JacksonDunstan.com

Every programmer has heard that global variables are bad practice and should be avoided in favor of other techniques. Yet you’d be surprised how often global and pseudo-global variables are used. Today’s article reveals some of these usages and present some alternative ways to structure your code so it’s easier to read, write, and maintain. Read on to learn how!

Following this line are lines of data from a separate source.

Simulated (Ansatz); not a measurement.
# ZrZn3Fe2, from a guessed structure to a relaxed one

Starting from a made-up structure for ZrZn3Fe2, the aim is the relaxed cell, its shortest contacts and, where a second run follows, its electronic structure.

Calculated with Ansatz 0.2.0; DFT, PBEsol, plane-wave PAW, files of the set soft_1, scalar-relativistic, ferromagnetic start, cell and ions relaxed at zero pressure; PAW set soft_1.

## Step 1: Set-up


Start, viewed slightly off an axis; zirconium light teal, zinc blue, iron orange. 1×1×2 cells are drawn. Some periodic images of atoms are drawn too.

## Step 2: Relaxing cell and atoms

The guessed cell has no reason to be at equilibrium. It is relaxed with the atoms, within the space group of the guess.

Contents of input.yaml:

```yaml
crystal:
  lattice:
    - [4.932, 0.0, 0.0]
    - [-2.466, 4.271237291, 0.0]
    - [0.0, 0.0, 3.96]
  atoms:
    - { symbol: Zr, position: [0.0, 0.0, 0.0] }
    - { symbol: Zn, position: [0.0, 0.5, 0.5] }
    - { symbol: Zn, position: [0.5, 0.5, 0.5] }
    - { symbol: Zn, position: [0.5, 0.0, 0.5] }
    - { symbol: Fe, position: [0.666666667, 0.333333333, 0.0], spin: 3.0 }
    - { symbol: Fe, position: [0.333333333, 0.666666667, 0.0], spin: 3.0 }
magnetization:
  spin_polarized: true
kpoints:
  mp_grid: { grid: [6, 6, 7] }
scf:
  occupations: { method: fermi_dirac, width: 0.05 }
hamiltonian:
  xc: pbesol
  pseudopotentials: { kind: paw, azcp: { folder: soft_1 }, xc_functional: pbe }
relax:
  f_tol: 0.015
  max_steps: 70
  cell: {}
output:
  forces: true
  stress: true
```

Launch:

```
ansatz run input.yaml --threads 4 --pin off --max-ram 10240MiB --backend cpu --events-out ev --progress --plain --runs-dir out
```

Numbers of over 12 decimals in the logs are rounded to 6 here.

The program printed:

The keyword static might as well be called global. A static variable exists only one time regardless of how often a class is instantiated, is accessible from anywhere, and is effectively a global variable. Consider this trivial class:

class Game
{
	public static int Difficulty;
}

No matter how many times you instantiate the Game class, there is only one Difficulty variable. It’s therefore a global variable since it’s not encapsulated in any data structure or a local variable of a function. Now let’s use it just a bit:

class Game
{
	public static int Difficulty;
 
	public IEnemy SpawnEnemy()
	{
		return new Enemy(Difficulty);
	}
}

The SpawnEnemy function creates an enemy and uses the global Difficulty variable to set the enemy’s difficulty at construction time. This begs the question- “when I call SpawnEnemy, what difficulty will the enemy I get have?”. A search through the source code ensues, rather than simply looking at the function signature of SpawnEnemy. In the case that Game is in a DLL and you don’t have the source code, you might even end up disassembling the DLL just to try to find out how the enemy’s difficulty is set.

Just from this one global variable we can write some really confusing code:

void SpawnEnemies(Game game)
{
	Foo();
	var e1 = game.SpawnEnemy();
	Bar();
	var e2 = game.SpawnEnemy();
	Baz();
	var e3 = game.SpawnEnemy();
}
 
void Foo() { Game.Difficulty = 1; }
void Bar() { Game.Difficulty = 2; }
void Baz() { Game.Difficulty = 3; }

Looking at the SpawnEnemies function, it looks like we should get three of the same enemy. After all, we called the function three times with the same (no) parameters. Instead, we get enemies with difficulties 1, 2, and 3. Later on, perhaps during QA, we’ll wonder why these enemies are behaving slightly differently. We’ll look at SpawnEnemies, be confused, and need to drill into every function that SpawnEnemies calls, every function those call, and so forth. Other threads might even be writing to it!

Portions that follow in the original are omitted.